It was a year ago Sunday that Canadian officials arrested Meng Wanzhou in Vancouver International Airport on an extradition request from the United States. A lot has happened since then.

Beijing retaliated by jailing two Canadians in China on trumped-up security charges, and has been holding them as political hostages ever since. Michael Spavor and Michael Kovrig have reportedly been subjected to conditions that are considered torture by human-rights groups. China also banned some Canadian agricultural products.

Ms. Meng, who is the daughter of the founder of the Chinese telecom Huawei, meanwhile lives in a Vancouver mansion, free on bail, and has all the protections of the rule of law.

Also in the past year, China has been exposed as operating concentration camps filled with hundreds of thousands of Uyghur Muslims and other religious minorities, and in which prisoners are subjected to brainwashing, beatings and rape.

In Hong Kong, citizens have been demonstrating against Beijing’s puppet territorial government for months. The movement began as a protest against a law, since abandoned, that would have allowed Hong Kong people to be extradited to China; it has since grown into a fight for justice in the wake of police brutality against demonstrators, to give the territory full democracy and to protect its autonomy from the tentacles of the Chinese Communist Party under Xi Jinping.

Ottawa’s responses have been muted, because it wants economic ties with China and won’t dare further anger a dictatorship that doesn’t practise diplomacy so much as bully its smaller partners into silence.

The Trudeau government reconfirmed its hope of returning to business as usual when, in September, it named Dominic Barton as the new ambassador to China. He is the former head of the consultancy McKinsey & Company, a firm whose business operations in China depend upon Beijing’s favour.
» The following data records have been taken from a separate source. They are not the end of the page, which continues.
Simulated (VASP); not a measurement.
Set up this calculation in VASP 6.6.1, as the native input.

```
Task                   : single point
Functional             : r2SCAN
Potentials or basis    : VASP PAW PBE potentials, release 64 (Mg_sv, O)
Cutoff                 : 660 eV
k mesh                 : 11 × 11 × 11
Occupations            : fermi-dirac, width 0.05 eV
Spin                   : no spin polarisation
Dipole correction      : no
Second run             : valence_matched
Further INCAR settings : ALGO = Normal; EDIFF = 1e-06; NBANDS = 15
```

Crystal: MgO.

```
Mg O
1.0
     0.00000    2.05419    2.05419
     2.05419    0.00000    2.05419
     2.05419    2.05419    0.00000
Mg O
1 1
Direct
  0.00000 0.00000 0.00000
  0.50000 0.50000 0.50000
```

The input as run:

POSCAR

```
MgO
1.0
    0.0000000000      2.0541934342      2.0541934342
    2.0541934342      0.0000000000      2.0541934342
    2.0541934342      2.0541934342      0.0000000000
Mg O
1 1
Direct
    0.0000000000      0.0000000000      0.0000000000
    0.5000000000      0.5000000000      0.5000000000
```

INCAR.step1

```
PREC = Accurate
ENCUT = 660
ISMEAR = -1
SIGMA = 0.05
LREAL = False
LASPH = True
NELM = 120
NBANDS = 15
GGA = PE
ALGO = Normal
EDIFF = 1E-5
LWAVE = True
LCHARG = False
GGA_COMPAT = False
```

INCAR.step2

Our position has suffered in comparison with that of the United States. The U.S. Congress recently passed bipartisan legislation defending Hong Kong’s democracy and imposing sanctions on Chinese and Hong Kong officials found responsible for human-rights abuses in the territory.

That led Emily Lau, one of the leading lights of Hong Kong’s democracy movement, to call on Prime Minister Justin Trudeau to “have some guts” and stand up to China.

That’s one way of putting it. It would require a great deal of political courage on the part of a country the size of Canada to denounce every one of the atrocities occurring in Mr. Xi’s China, or to impose sanctions on Chinese officials.

We don’t punch in the same weight class as the United States. China would fire back with more economic punishment, Canadian farmers would lose more money and Canadian industries would find themselves shut out by Beijing. The domestic pressure to relent would be immense.

That’s why “guts” isn’t the answer. Canada needs to be smart, and exploit Beijing’s weaknesses.

The biggest one is the Chinese economy. Mr. Xi’s Orwellian surveillance state needs steady economic growth to keep Chinese citizens passive. Mr. Trump’s trade war has slowed China’s growth and made the Communist Party a bit more vulnerable than it would like.

You could see that in the threat made by China’s ambassador to Canada after the U.S. legislation standing up for Hong Kong was passed. “If anything happens like this, we will certainly have very bad damage in our bilateral relationship,” he said of a possible similar action by Ottawa.

The last thing China wants is a co-ordinated, global effort calling out its abuses. Which means there ought to be just such an effort. Instead of letting Beijing isolate it, Ottawa should explore strategic alliances that would prevent that from happening.

Which leads to China’s other weakness: Its actions in Hong Kong are a violation of the treaty it signed when it took over the territory from the British in 1997.

Beijing agreed to a “gradual and orderly” evolution to universal suffrage in Hong Kong. Instead, under Mr. Xi, it has moved in the opposite direction.

If democratic countries stood up as one and demanded that it live up to its commitments, it would be difficult for China to carry out retaliation.

Instead, too many countries like Canada are leaving it to brave Hong Kongers to battle alone for something the entire world has a stake in. We can do better.